There is an old Russian adage that people who are destined for the firing squad need not fear drowning. 

In the end, only one thing will get us, and all the thousands of other perceived threats we worried about during our rich and varied lives will ultimately fail to triumph over us. All these wolves that give pursuit will pull up short. All but one. 

There is also a famous parable about a poor beggar covered in oozing sores, probably a leper, who grovels for scraps that fall from a rich man’s table. His name is Lazarus, and from his name comes the term “lazaretto” or “lazaret.” A lazaretto was a quarantine station for maritime travelers, an island or ship where people at the end of a long journey would be locked up in isolation for a period before rejoining the general population. The crumbling ruins of old lazarettos still stand on islands off the coasts of the many countries that had bustling ports during the Age of Exploration. 

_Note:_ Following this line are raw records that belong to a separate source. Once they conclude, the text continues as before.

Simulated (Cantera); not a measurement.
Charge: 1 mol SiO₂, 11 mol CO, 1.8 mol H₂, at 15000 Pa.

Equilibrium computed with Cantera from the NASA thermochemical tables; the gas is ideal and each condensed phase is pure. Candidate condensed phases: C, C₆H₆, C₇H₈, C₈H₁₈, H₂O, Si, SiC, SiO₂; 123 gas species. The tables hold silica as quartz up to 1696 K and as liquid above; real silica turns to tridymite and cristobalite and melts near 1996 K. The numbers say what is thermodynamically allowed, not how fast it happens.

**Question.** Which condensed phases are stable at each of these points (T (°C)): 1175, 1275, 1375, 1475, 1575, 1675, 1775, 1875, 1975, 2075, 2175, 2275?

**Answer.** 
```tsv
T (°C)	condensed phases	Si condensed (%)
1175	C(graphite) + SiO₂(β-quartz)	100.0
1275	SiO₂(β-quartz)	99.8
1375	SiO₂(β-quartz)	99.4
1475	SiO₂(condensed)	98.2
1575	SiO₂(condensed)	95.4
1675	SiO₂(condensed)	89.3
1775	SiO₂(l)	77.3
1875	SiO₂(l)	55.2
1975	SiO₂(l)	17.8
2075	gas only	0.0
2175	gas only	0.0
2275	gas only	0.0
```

These days, it feels as if our homes have all been transformed into little lazarettos, into tiny islands from which we can see society but not quite walk its busy streets. In fact, these columns are starting to feel like dispatches from a weary sailor; journal entries about a voyage spent eating salted cod and swilling grog while the neck of my cabled blue sweater becomes threadbare and my beard sends out thick black tendrils as if a sea creature in search of light or land.

I keep this in mind as I and my tiny crew make our way through each day; that this is an adventure we are on, and when we arrive at our destination, it won’t be long before we look back on this and yearn for more excitement, more voyages and lazarettos and times that defy normality. I’m sure it was the same for those old explorers of the past. I’m sure they spent their voyages and their quarantines longing to return home. And I’m sure when they returned home, they longed for the adventures from which they had returned. 

Journeys are strange things, in that way. Always terrifying in the moment, but after it is all said and done they are the thing we look back on most fondly. One time, many years ago, my future wife and I were riding with a friend who was driving to a restaurant in Boston. I knew the location, while the driver did not. It was a 40-minute ride, and it seemed like every time we approached a side street, no matter how small or how dead its end clearly was, the driver would take her foot off the gas and position her hands on the wheel as if getting ready to turn. 

“Here?” she said each time. “Do I turn here?”

“No, you can keep going straight,” I’d say. 

“How about here?” she’d quickly counter. “Right here?”

“Not yet. It’s still about 20 minutes away.”

“Left here?”

“No…”

“What about Lakeman’s Lane?” 

“You can actually go straight until otherwise directed,” I said. “That might be easier than this.”

“So, turn right here?”

“You can just assume we aren’t turning until you hear something new…”

If you are lucky enough to have read The Lord Of The Rings, you know there is only one truly sad part of the story. It is not when the hobbits and people and elves and dwarves are scared by beasts or haunted by ghosts. It is not when they are thrown into violent battle. The sad part comes at the end, when the little hobbit whose story it all is tries to return home and finds he can no longer find normality, and he must leave again. Because once you have been on adventure, you are forever changed. 

In our middle age, many of us find ourselves worrying about the various ways we change. We are not the same as we once were, and we wonder if that’s bad. But to have changed is often merely a sign you have been on an adventure, just as coming home is a sign you once left. 

As we sit here in our own little lazarettos, modern versions of old things named after a character in an even older book, we do sometimes feel the hot breath of wolves at our heals, even in our seclusion. But again, that’s just part of any good adventure, running away from things, and to them, even when you are sitting still, waiting, to return to normal life.